Review Summary: “Strange days have found us, and through their strange hours, we linger alone”
As its title may suggest, The Doors’ second LP (and second of 1967) is a stranger and odder beast than its already psychedelic predecessor. Sadly, it’s also a less accomplished offering, with the batch of songs on offer primarily made up of left-over material from The Doors
sessions. But call it a cash-in on the mega success of their debut album at peril, because Strange Days
, despite a few hold-ups, remains a highly enjoyable and artistically successful record, even if it didn’t take the band anywhere new or more popular.
The bluesy undercurrent that flows under virtually all The Doors cuts is watered down more so than on their previous effort, with psychedelica arriving as it’s more prominent replacement. It doesn’t feel forced at all, thankfully, and gives the album a rather neat and united vibe, at the expense of little less variation perhaps. Opening with the squirrely Manzarek organs of ‘Strange Days’, one gains a picture of what to expect – a slightly eerie, psychedelic rock exploration of alienation and feeling a little, ahem, ‘spaced out’, shall we say (it doesn’t require much research to learn of Morrison’s dabbling in LSD – it was the summer of love after all). The melodic floatiness of ‘You’re Lost Little Girl’, the catchy and tormented ‘People Are Strange’ and the bizarre, poetic interlude of ‘Horse Latitudes’ further the creepy, psych vibe to an equally exciting level.

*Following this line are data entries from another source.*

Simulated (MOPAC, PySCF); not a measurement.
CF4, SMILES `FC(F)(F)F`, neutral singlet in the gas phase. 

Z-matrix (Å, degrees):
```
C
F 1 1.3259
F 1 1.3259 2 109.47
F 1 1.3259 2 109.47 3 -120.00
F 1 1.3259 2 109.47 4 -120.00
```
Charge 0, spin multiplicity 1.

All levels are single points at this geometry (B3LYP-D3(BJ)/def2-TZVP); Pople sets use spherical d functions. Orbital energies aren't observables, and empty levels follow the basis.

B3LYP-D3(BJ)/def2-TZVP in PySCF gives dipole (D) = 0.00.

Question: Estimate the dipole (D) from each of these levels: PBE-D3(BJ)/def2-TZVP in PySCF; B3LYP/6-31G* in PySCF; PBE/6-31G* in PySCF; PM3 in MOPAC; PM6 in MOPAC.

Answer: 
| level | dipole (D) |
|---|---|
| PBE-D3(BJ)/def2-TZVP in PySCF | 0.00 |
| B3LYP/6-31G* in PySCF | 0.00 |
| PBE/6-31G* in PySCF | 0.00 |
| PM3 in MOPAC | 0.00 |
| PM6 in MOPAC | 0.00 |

The album isn’t all tripped out paranoia, as the jaunty pop delights of single ‘Love Me Two Times’ and the almost funk of ‘Moonlight Drive’ point out so refreshingly. The remainder of the tracks aren’t all that weak either – ‘Unhappy Girl’ features a jumpy, rising and falling melody; ‘My Eyes Have Seen You’ isn’t particularly spectacular but is still far from skip-worthy, and ‘I Can’t See Your Face in My Mind’ is a crawling, ghostly little ditty.
The only song that oversteps the mark more than a little (by about 6 minutes if you require an exact label) is closer, ‘When the Music’s Over’. While the track was a well suited live set piece of The Doors' energetic and theatrical performance, plonked on the end of this fine LP it becomes a drag towards the end and just doesn’t have enough interesting qualities to justify an entire 1/3rd of the disc’s length. But with that slight snag aside, Strange Days
shapes up as a quality release by a band that were riding higher than most contemporary artists could hope to, not to mention the fact that they could put out something as unique and challenging as this piece can sometimes be, just months after their legendary debut - further testament to its worth if any were needed.